Photo by Djim Loic on Unsplash
Photo by Djim Loic on Unsplash

After writing the piece Curiosity, Taxed, I felt that maybe it was too clean. Sometimes the voice that tells me to keep writing rather than follow this curiosity spark down a rabbit hole is actually right. Sometimes what I need to do is to keep writing. But I still firmly believe that sometimes I need to fall down the rabbit hole. So how do I tell which is which?


Unfortunately, I don’t have a good answer for that. When I follow the curiosity thread instead of writing, sometimes it leads to a good insight. But sometimes it leads to me “driving” on Google Maps for an hour instead of writing. When I clamp down on my curiosity, sometimes it leads to finishing a pivotal scene. But sometimes it leads to flat words and listlessness and throwing my hands up and saying, what was I thinking? I’m not a real writer.

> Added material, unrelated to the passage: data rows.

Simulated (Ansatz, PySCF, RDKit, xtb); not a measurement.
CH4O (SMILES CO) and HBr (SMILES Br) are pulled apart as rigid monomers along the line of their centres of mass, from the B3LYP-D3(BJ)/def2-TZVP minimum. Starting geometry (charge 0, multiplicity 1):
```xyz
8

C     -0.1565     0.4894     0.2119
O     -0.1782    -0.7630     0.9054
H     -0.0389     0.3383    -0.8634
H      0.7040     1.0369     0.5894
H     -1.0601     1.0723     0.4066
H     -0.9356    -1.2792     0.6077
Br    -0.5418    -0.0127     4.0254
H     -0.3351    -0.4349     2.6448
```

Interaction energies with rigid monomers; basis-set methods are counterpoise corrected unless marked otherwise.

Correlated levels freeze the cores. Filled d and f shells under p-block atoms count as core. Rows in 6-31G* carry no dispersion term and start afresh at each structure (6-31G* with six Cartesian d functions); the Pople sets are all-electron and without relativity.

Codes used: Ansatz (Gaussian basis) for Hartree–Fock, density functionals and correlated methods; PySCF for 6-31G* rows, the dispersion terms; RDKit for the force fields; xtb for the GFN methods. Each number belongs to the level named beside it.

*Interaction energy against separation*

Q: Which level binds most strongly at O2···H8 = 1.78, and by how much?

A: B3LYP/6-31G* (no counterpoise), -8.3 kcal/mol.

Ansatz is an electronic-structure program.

But what often works in this last case is deferral rather than suppression. When I hear the voice in the back of my head saying this curiosity that ain’t working, if I’m in the middle of a writing session, I often choose deferral. I would mark the place where I feel like I want to know what the couple in the car sees out the window, and at a later session, I would totally do a Google Maps drive, which would inform my descriptions. Or when I get stuck on a particular scene, I would mark it “shenanigans ensue” or “character has a beautiful epiphany” and move on. It took a while to learn to trust future me to pick up that thread.


And that’s maybe the point. Learning to trust future me, figuring out a system that fits the way my curiosity works, that has been a skill. The deferral works for me because it’s a way to dodge this question I don’t have an answer to: do I follow the curiosity or not? Usually, a few days (or months sometimes) down the road, I’ll look at this markup and say, nah, that’s not actually important. But in the moment, I have no answer, and I rely on this skill I developed—not as a fiction writer in the last decade but through life. It applies to parenting (do I want to check why the sky is blue now or do I want to tell my five-year-old I don’t know?) and to my research work (wait what is this esoteric term they refer to in this academic paper?) and I’d bet you it applies to a bunch of work scenarios I’ve never been in. For me, it gives me time to figure out whether or not I can tell.